Page MenuHomePhabricator

Create cluster32 and cluster33 in existing es6 and es7 hosts
Closed, ResolvedPublic

Description

This is a similar request to that of T342685, but for the new clusters, split the logical (not physical) read write active databases so backup and (more importantly) recovery goes from hours to minutes. In theory, all the automation was done there and it should be much easier this time. Still, it is a relatively dangerous maintenance to not do lightly.

Tentative checklist (feel free to correct):

Based on comments by Amir, we may want to split existing available space in 1/3 of total space (every ~1-2 years).

Currently, backups are taking 9h30m to run, which is close to the 12h of the alert we setup at T346233 . We want to do this because it is needed primarily, not because of the alert (which is there in case we forget). This is not urgent, so filing it well in advance of becoming urgent.

Event Timeline

Marostegui triaged this task as Medium priority.Mar 31 2026, 8:13 AM
Ladsgroup moved this task from Ready to In progress on the DBA board.

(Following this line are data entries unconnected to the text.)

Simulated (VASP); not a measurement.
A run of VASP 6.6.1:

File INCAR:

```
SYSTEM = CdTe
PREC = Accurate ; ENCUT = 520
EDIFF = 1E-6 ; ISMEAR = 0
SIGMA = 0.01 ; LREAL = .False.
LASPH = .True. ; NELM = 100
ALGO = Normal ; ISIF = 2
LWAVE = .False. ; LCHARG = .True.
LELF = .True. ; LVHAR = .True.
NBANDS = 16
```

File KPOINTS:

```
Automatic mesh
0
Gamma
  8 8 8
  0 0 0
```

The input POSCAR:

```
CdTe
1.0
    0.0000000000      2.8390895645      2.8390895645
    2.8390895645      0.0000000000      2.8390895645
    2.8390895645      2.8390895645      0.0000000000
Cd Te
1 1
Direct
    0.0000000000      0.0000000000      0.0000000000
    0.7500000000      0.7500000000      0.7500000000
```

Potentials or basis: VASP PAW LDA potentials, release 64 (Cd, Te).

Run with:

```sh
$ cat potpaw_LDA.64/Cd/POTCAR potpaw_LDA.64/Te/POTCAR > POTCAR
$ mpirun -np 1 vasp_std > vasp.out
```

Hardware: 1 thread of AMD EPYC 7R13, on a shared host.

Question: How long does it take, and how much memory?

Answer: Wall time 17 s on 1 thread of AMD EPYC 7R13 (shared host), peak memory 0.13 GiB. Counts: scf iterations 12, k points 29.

Just created the tables. The script needs some changes which I will update.

Change #1268549 had a related patch set uploaded (by Ladsgroup; author: Ladsgroup):

[operations/mediawiki-config@master] ExternalStore: Start reading and writing from clusters 32 and 33

https://gerrit.wikimedia.org/r/1268549

Change #1268549 merged by jenkins-bot:

[operations/mediawiki-config@master] ExternalStore: Start reading and writing from clusters 32 and 33

https://gerrit.wikimedia.org/r/1268549

Mentioned in SAL (#wikimedia-operations) [2026-04-13T16:56:48Z] <ladsgroup@deploy1003> Started scap sync-world: Backport for [[gerrit:1268549|ExternalStore: Start reading and writing from clusters 32 and 33 (T421729)]]

Mentioned in SAL (#wikimedia-operations) [2026-04-13T16:58:24Z] <ladsgroup@deploy1003> ladsgroup: Backport for [[gerrit:1268549|ExternalStore: Start reading and writing from clusters 32 and 33 (T421729)]] synced to the testservers (see https://wikitech.wikimedia.org/wiki/Mwdebug). Changes can now be verified there.

Mentioned in SAL (#wikimedia-operations) [2026-04-13T17:03:31Z] <ladsgroup@deploy1003> Finished scap sync-world: Backport for [[gerrit:1268549|ExternalStore: Start reading and writing from clusters 32 and 33 (T421729)]] (duration: 06m 43s)

I will update the docs and co tomorrow.

Change #1270947 had a related patch set uploaded (by Ladsgroup; author: Ladsgroup):

[mediawiki/extensions/WikimediaMaintenance@master] make-all-blobs: Fix path

https://gerrit.wikimedia.org/r/1270947

Change #1270947 merged by jenkins-bot:

[mediawiki/extensions/WikimediaMaintenance@master] make-all-blobs: Fix path

https://gerrit.wikimedia.org/r/1270947

@Ladsgroup could I reopen this and assign it to me for the changes needed on the backup side?

Ladsgroup reassigned this task from Ladsgroup to jcrespo.

Sure!

Change #1271728 had a related patch set uploaded (by Jcrespo; author: Jcrespo):

[operations/puppet@production] dbbackups: Perform a ro backup & start backing up only the latest 2 clusters

https://gerrit.wikimedia.org/r/1271728

Change #1271730 had a related patch set uploaded (by Jcrespo; author: Jcrespo):

[operations/puppet@production] dbbackups: Backup only regularly clusters 32 & 33, the read-write ones

https://gerrit.wikimedia.org/r/1271730

Change #1271728 merged by Jcrespo:

[operations/puppet@production] dbbackups: Perform a ro backup & start backing up only the latest 2 clusters

https://gerrit.wikimedia.org/r/1271728

New backups worked, they went from almost 10h and 2.2TB to 8 minutes and 23GB.

I will merge https://gerrit.wikimedia.org/r/c/operations/puppet/+/1271730 and archive the old backups into the read only section before closing this.

Change #1271730 merged by Jcrespo:

[operations/puppet@production] dbbackups: Backup only regularly clusters 32 & 33, the read-write ones

https://gerrit.wikimedia.org/r/1271730

jcrespo reassigned this task from jcrespo to Ladsgroup.

This is now tested, will do the archiving in another task as part of decommissioning backup1003/backup2003 to prevent duplicate work.